Regent University has a scholarly reputation for the biblical concept of servant leadership. It’s the result of a deliberately planned mission and vision to inspire students to lead as servants, and years of research, commentary and education in the topic. Dr. Kathleen Patterson, School of Business and Leadership (SBL), was recognized Saturday, May 7, at Regent University’s 2016 Commencement for her contributions to servant leadership with an honor awarded annually to an outstanding faculty member, the Chancellor’s Award. Her work in this topic is adding a Christian perspective globally, and expanding academic offerings as the university rapidly grows.
“It is always a privilege to be recognized, though I have to say that any recognition is not mine alone,” said Patterson. “Anything ‘good’ you may see in me is only a reflection of the of the other faculty here at Regent University’s SBL. If there is anything worthy of recognition, it is a totality of our Dean, Dr. Doris Gomez and the entire faculty here at our school.”
Patterson serves as program administrator for the SBL’s Doctorate of Strategic Leadership (DSL) program. She attributes the success of the program to her students who are learning to lead and are making a difference. She challenges her students to embrace this Christian view of leadership, and says this will distinguish them from other leaders in the world. It starts, she says, by following Philippians 2:4, which instructs Christ’s followers to look out for the interests of others.
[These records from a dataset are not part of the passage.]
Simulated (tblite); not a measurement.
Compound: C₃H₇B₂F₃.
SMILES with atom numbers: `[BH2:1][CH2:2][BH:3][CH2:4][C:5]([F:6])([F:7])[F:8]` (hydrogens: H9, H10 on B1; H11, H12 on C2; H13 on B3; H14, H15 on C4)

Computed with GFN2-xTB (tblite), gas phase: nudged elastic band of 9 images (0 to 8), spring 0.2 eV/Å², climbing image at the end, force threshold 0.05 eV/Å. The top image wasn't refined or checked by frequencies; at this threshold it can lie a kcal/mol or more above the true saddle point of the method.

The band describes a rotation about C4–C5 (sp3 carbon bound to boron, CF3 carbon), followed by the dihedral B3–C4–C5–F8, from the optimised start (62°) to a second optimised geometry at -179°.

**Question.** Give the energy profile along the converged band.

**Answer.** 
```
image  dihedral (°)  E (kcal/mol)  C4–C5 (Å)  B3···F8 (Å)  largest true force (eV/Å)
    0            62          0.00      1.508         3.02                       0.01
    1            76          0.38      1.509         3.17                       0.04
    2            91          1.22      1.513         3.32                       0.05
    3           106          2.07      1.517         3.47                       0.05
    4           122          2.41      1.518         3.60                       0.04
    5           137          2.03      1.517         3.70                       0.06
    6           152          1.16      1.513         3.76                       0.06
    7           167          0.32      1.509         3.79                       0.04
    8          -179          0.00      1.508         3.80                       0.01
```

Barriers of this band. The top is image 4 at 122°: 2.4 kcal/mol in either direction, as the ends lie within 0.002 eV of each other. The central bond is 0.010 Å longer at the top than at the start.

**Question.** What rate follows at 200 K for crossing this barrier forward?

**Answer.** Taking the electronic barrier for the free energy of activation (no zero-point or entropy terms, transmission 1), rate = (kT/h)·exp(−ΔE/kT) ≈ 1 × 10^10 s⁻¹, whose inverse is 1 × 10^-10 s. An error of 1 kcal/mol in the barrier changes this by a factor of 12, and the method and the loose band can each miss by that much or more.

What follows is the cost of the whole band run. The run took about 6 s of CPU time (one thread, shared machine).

“We have all seen or experienced horrible leadership, as well as leaders who were incredibly damaging,” said Patterson. “I desperately want us, as a body of Christian leaders, to be different — to be the leaders who build into others, who encourage others, who are not concerned about our own advancement but actively seek the advancement of others. We as Christian leaders have to be the very leaders who are willing to lay ourselves aside—our own agendas and pursuits and be focused on others, serving them toward their greatness.”
Patterson says she first learned the concept of “servant leadership” when she arrived at Regent. Since then, she has journeyed to every continent, except Antarctica, to study and discuss the topic. Her work has inspired two of Regent graduate schools to offer new concentrations in servant leadership. She’d like to see the university continue to serve as a central hub of scholarship and thought for this unique, people-first leadership approach.
“I would love to see us continue the Servant Leadership Research Roundtables and to continue the Global Servant Leadership Research Roundtables,” said Patterson. “It has been incredibly fun to include our current students and even our alumni in these endeavors. We have hosted great servant leadership scholars on our campus, Larry Spears, Sen Sendjaya, Dirk van Dierendonck, Jim Laub, Paul Wong—and I would love to continue to invite well-known scholars and budding scholars alike.”
The SBL is built on solid research in servant leadership. Patterson cites the work of professors Dr. Bruce Winston, Dr. Greg Stone, Dr. Mihai Bocarnea and others in laying this foundation. She says the school will continue pursuing the topic because a strong servant leadership voice in the scholarly world is essential to representing the Christian faith.